It's all about the beer and finding your way to it

Wednesday, December 7, 2011

A Return

It has been a while since the last post here. The time has been spent on a career transition to commercial brewing and it has taken up a lot of my time. Many of the upcoming posts will cover some of my beery experiences since the last post. There certainly have been a lot of those. For now enjoy this pint of cask ale from England…

Friday, May 28, 2010

Bamberg: Beer Country

Earlier this month was a trip to Bamberg. If there is a beer city, this is it. 10 breweries in town and most with their own taverns. We visited Spezial, Fassla, Keesmans, Mahrs, & Schlenkerla.

All were excellent but Spezial and Mahrs stand out for me. Spezial had a wonderful smoked lager and marzen while Mahrs had their Ungespundet or U-bier. As the late Michael Jackson described it: Ungespundet "means 'unbunged', indicating that the maturation was in a vessel open to the atmsphere (ie not controlled by a pressure valve). This makes for a lesser carbonation. With a diminished gassiness, there is less carbonic "bite" on he tongue, so the drinker is more sensitive to the flavours in the beer". In Mahrs they serve it from a gravity barrel (see below in the photo).

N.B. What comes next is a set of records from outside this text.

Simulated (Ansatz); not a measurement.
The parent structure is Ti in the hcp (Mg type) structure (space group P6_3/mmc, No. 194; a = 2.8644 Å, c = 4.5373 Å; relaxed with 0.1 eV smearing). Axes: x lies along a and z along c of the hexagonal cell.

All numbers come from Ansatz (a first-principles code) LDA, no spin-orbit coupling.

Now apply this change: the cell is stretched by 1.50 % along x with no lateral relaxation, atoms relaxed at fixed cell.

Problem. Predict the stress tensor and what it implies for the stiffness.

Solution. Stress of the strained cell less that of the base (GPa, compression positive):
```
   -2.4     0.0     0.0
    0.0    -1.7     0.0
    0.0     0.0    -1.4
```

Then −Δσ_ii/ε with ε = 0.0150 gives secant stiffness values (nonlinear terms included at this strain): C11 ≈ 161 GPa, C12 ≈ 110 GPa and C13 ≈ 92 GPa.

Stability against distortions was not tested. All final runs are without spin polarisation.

The smoked beers from Spezial were also a real treat as they are more lightly smoked than the more well known  Schlenkerla brands. I enjoyed the subtleness that came with them. Overall Bamberg is a place that they beer lover must see.

Monday, May 17, 2010

Beer in Italy

A recent trip to Italy has helped to revise my opinion of Italian beer quite a bit. Recent years have seen a growth in Italian craft brewing as brewers try to take the Italian reputation for fine quality ingredients into the realm of beer. Last year I tried a couple different Italian beers in NYC but was left underwhelmed by them. They either tried to imitate existing styles, like Belgian tripels, or come up with their own, most often by making a chestnut beer (Italy grows a wide variety of chestnut types). Prices for these beers were quite high (~$15/glass) and I did not see how it was justified when I could, for example, get a much better actual Belgian tripel at a less cost. Similarly, the chestnut beer I tried tasted like some sort of chestnut juice drink and not a proper beer.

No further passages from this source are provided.